LCF-ATEPC icon indicating copy to clipboard operation
LCF-ATEPC copied to clipboard

AE affects APC

Open yassmine-lam opened this issue 3 years ago • 14 comments

Hi,

thank u for sharing ur code with us. As I understand, the results of APC are affected by those of AE aren t they ? you use the extracted aspect terms to identify the sentiment polarities instead of using gold terms but what if the results of AE are very low and they hardly affect the APC performance?

Thank u

yassmine-lam avatar May 04 '21 21:05 yassmine-lam

Yes, but the impact on apc should be limited. This is an emprical conclusion and you can conduct experiments if you want.

yangheng95 avatar May 10 '21 09:05 yangheng95

Thank u for ur reply

I tested this model with a dataset in another language than English and Chinese. When I used the multilingual bert model I achieved high results, but when I used a monolingual model, I obtained very low results (F1-score = 0 for ATE task !!!), which is very weird. Normally the monolingual models are better than multilingual models as they have a larger number of vocabularies no? Do u have any idea plz?

thank u

yassmine-lam avatar Aug 04 '21 07:08 yassmine-lam

Which pretrained model dou use and can you share any visualization of this preoblem (e.g., code block)?

yangheng95 avatar Aug 04 '21 07:08 yangheng95

Note that this repo is hard coded to use BERTPretrainedModel and tokenizer, you may need to alter to use AutoModel and autotokenizer instead.

yangheng95 avatar Aug 04 '21 08:08 yangheng95

Hi,

I replaced the multilingual bert model by this model aubmindlab/bert-base-arabertv01 and I also used AutoModel and autotokenizer in ur code

As I said it gave me 0 for ATE and a low accuaracy for APC

Screen Shot 2021-08-06 at 8 18 30 AM

Thank u

yassmine-lam avatar Aug 06 '21 07:08 yassmine-lam

I dont have the dataset to debug, did you design the dataset as provided format? I received a similar report which is cuased by mis-annotation and label usage.

yangheng95 avatar Aug 16 '21 08:08 yangheng95

Yes, u were right; there was a problem with the data format. I fixed it, but the accuracy is still very low using the monolingual BERT model compared to the multilingual one.
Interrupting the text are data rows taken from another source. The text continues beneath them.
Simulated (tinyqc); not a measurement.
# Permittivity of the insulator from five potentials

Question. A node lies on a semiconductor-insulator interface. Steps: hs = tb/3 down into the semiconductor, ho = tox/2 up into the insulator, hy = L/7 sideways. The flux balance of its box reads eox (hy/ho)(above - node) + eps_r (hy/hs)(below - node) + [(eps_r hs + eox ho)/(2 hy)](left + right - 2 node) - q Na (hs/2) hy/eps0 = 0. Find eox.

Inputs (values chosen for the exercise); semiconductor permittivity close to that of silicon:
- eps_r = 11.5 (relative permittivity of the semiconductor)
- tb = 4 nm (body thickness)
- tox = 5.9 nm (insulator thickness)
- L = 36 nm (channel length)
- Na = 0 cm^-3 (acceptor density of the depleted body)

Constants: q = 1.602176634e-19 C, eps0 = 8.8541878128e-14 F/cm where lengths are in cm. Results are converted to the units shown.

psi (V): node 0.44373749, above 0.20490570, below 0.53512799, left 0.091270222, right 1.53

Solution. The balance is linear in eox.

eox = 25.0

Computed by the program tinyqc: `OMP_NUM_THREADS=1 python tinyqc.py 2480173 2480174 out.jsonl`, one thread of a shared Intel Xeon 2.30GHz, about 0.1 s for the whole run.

I really cannot understand that because the monolingual models are generally better than multilingual ones

Do u have any idea plz? thank u

yassmine-lam avatar Sep 04 '21 08:09 yassmine-lam

Hi, I suggest you share your code on Github so I can review it. otherwise I might have no idea where the problem comes from.

yangheng95 avatar Sep 04 '21 08:09 yangheng95

Thank u for ur effort to help us fixing errors. I am working on google colab. So I shared with u the notebook and the folder of code (my email address: [email protected]) to allow u to reproduce the results.

Thank u again for ur effort.

yassmine-lam avatar Sep 04 '21 19:09 yassmine-lam

Do you solve the problem?

Astudnew avatar Sep 26 '21 04:09 Astudnew

Hi, Unfortunately, I am working on improving PyABSA, this repo is kind of out of maintance, you can try PyABSA which solve some problem about dataset. Or you can provide me with a cut of your dataset so I can analyze it.

yangheng95 avatar Sep 26 '21 04:09 yangheng95

I click the close button accidently, and look forward to your reply.

yangheng95 avatar Sep 26 '21 04:09 yangheng95

@Phd-Student2018 No not yet you?

yassmine-lam avatar Nov 08 '21 06:11 yassmine-lam

There is no known error found in your data, maybe you can debug via pycharm, etc. To see what happened in tokenization (I suspect the problem is tokenization, or using incompatible tokenizer and model)

yangheng95 avatar Nov 08 '21 15:11 yangheng95